HIGHLAND HIGH SCHOOL TEACHER GLEN FRAKES (CENTER) WORKS WITH HIS STUDENTS EARLIER THIS MONTH TO BUILD A SECOND DIORAMA ABOUT THE LAST CIVIL WAR BATTLE FOUGHT IN TEXAS. (Photo by Tim Hacker/Tribune)
Glen Frakes was done with building historical dioramas, those miniature models of famous battles and other moments of our past. Frakes, a history teacher at Gilbert’s Highland High School, has been passionate about teaching his students how to do these hands-on projects going back three decades. But planning and building dioramas takes a tremendous amount of time and energy. Frakes had to raise private money to fund each project, and usually had to recruit extra volunteer help (or do the work himself) for the most complex elements that students weren’t prepared to handle. Approaching retirement age, Frakes was ready to step away from the crafting table.
So the Battle of Palmito Ranch (previously referred to as Palmetto Ranch) was supposed to be his last, big adventure, crafted on demand for the Texas military museum in Austin that had given Frakes his start in making dioramas for public display and had remained his biggest supporter over the years.
Frakes clearly loved the three years he worked with his classes in building that Civil War diorama. But the project became a nightmare after it was delivered in August 2007. A new museum curator said he couldn’t tolerate the diorama’s alleged historical inaccuracies, and he essentially ripped it apart. Frakes and his many supporters begged for the diorama pieces to be returned so it could be restored. Instead, the museum curator built a smaller version more to his liking under orders from Texas Gov. Rick Perry.
One of the twists to this story was when a separate private military museum in Texas offered to pay the cost of returning the broken diorama to Gilbert for restoration, and then put it on display in its Fort Worth facility. When that was rejected, the second museum offered $25,000 to pay for the supplies to build another diorama.
It took a while, but Frakes finally agree to pick up his tools one more time. The teacher told me by phone last week that he wants his last memories of diorama-crafting to be positive and uplifting, not the bitter dregs from last year’s futile efforts. Frakes says he won’t have to spend three years on this one, as so many students and adult volunteers are joining the effort that the new diorama should be done within months.
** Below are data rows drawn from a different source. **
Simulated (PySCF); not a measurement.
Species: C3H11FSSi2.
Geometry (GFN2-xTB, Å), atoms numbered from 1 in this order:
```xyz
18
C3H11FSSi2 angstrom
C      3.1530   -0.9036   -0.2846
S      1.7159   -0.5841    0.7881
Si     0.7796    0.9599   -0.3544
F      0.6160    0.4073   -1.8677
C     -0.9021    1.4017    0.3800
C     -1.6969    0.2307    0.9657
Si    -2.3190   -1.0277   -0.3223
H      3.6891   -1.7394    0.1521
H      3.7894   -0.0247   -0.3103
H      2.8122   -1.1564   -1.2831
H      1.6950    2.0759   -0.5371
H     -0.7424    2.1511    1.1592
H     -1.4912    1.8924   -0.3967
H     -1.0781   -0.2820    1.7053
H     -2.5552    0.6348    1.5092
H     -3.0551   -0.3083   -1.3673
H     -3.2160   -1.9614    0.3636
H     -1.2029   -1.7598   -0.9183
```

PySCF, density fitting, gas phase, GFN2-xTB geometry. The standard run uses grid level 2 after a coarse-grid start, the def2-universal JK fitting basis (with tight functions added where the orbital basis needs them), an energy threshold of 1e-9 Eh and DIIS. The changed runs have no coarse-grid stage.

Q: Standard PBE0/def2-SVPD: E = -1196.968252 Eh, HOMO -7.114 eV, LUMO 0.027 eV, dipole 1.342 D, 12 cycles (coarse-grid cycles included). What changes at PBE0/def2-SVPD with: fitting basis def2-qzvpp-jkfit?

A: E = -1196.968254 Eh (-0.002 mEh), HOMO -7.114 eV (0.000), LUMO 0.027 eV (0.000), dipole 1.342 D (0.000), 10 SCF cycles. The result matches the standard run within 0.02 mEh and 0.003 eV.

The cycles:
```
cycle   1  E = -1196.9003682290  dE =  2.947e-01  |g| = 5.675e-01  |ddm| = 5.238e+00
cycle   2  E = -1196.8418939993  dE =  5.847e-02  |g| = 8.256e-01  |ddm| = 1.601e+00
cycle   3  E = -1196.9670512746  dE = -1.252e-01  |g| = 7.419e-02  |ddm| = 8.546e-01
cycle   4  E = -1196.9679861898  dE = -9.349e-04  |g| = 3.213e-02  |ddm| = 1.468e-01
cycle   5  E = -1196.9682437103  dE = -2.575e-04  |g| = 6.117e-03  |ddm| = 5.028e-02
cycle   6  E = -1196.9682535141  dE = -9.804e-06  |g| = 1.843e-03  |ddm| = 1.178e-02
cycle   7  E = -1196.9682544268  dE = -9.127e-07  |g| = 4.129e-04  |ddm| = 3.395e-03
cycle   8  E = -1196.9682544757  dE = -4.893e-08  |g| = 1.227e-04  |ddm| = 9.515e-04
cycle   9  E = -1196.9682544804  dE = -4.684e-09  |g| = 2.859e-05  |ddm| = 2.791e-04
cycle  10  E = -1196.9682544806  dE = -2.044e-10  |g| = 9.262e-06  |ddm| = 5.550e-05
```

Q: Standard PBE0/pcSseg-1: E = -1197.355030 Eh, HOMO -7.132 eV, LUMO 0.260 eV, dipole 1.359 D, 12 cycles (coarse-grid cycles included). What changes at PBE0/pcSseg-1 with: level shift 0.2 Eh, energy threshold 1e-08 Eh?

And it probably will be better, as Frakes has continued to research the underlying subject and he has tweaked the design to reflect additional information he has learned (such as changing the name of where the Civil War battle took place).
But the new diorama will be missing one touch, a beautiful replica steamboat. The man who hand-crafted that feature for the first diorama has died, and I can’t imagine the original museum will do the decent thing and return the steamboat to Frakes for the new version.